Bayesian modeling and FDR correction Question
Assume that we have 2 experiments, each of which yields $N$ observations. We label them $(c_1^i,\ldots,c_N^i)$ with $i=1,2$. Each observation is a positive integer, and can be modeled as a Poisson variate. We wish to know where the two experiments disagree.
Assume further that in the classical context, the appropriate analysis for this experiment would be to


*

*Perform a rate ratio test on all pairs of observations, asking whether $c_i^1$ and $c_i^2$ have the same Poisson rate ($\mathcal{H}_0$) or not ($\mathcal{H}_1$)

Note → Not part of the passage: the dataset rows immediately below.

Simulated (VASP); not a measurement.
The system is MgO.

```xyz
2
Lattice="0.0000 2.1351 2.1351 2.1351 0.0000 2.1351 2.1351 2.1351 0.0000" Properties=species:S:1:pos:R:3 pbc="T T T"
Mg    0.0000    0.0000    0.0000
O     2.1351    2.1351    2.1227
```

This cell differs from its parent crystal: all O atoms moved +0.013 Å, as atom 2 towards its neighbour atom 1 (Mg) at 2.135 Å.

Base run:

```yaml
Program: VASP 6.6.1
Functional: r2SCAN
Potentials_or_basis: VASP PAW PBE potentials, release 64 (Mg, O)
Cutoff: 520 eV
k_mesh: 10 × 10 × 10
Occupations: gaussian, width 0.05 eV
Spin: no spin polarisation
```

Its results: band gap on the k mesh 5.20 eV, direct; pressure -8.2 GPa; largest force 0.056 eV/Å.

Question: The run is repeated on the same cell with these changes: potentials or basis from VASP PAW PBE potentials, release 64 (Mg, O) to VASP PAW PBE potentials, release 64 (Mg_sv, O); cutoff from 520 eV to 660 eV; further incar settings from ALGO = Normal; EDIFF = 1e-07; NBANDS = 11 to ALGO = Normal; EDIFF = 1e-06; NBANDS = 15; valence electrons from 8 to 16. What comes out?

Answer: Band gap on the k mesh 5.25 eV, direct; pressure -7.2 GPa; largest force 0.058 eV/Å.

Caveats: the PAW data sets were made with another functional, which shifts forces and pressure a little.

*Perform a FDR (Benjamin-Hochberg) correction on the $p$-values to account for multiple testing

*Select those pairs with $q<0.05$


I would like to know what is the Bayesian take on this, in particular at step 2.
Ideas


*

*I have pursued a model comparison approach, but am stuck at step 2


First, I write the probability for two observations and one rate, model $M_1$: 
$$p(M_1|c_i^1,c_i^2) = \int \text{d}\lambda p(c_i^1,c_i^2|\lambda)p(\lambda)$$
Or two rates, model $M_2$:
$$p(M_2|c_i^1,c_i^2) = \int \text{d}\lambda_1\text{d}\lambda_2 p(c_i^1|\lambda_1)p(c_i^2|\lambda_2)p(\lambda_1)p(\lambda_2)$$
I use a proper prior for $p(\lambda)$, which I don't want to discuss here.
Then, I compute the Bayes factor for these two models: $K_i = p(M_2|c_i^j)/p(M_1|c_i^j)$ assuming equal prior odds. The Bayes factor for all observations then factorizes into the individual pairs: $K=K_1\cdots K_N$
Now, the big question, is how do we assign most probable models to each pair?
a) Maximize K, e.g. give 1 rate to points for which $K_i<1$ and 2 rates to the others. To me, this sounds like no $p$-value correction for multiple testing, i.e. a bad idea.
b) Seek a combination to reach, say, $K\simeq 3$. But how do I do that? That sounds much closer to FDR to me.


*

*Write down the posterior probability of one rate being larger than the other, and use this probability in a setting similar to the definition of a $p$-value. I did not try this yet but thought I could write it here.

 A: I am not sure to fully answer your question but think that the following can help.
What you can try is to a design multilevel model including a partial pooling of the $\lambda_i$ by considering for example:
$$ \begin{align} c_i &\sim P(\lambda_i) \\ λ_i &\sim Gamma(a,b) \\ a &\sim \text{Find a good prior here} \\ b &\sim findTheGoodPriorHere \end{align}$$
Or another possibility:
$$\begin{align} c_i &\sim P(\lambda_i). \\ log(\lambda_i) &=\alpha + \theta_i \\ \mbox{with } \theta_i &\sim N(0,\sigma^2) \\ \alpha &\sim u_{R} \\ \sigma &\sim gamma(\epsilon,\epsilon) \end{align}$$
or any other suitable pooling, so that the margin posterior for the $\lambda_i$:
$$
p(\lambda_i|(c_j)_{j=1:N}) \propto \int_{R}[ p(c_i|\lambda_i) p(\lambda_i|\beta) d\beta ] \cdot \prod_{j\ne i} [\int_{R^+} \int_{R} p(c_j|\lambda_j) p(\lambda_j|\beta) d\beta  d\lambda_j]
$$
(calling for generality $\beta$ the hyperparameter of $p(\lambda_j|\beta)$)
are no longer independant each other (because the hyperparameter $\beta$ is common to all the $\lambda_i$) and does no more result in independent inferences/comparisons (while this needs a dedicated discussion e.g. Why don't Bayesian methods require multiple testing corrections?).
The important question is  weither or not the partial pooling model is suitable for your design. 
Here (http://www.stat.columbia.edu/~gelman/research/unpublished/multiple2.pdf) is a reference for such a consideration by Gelman (it does not use Bayes factor but to my knowledge, there is no limitation in using such a pooling model with Bayes factor)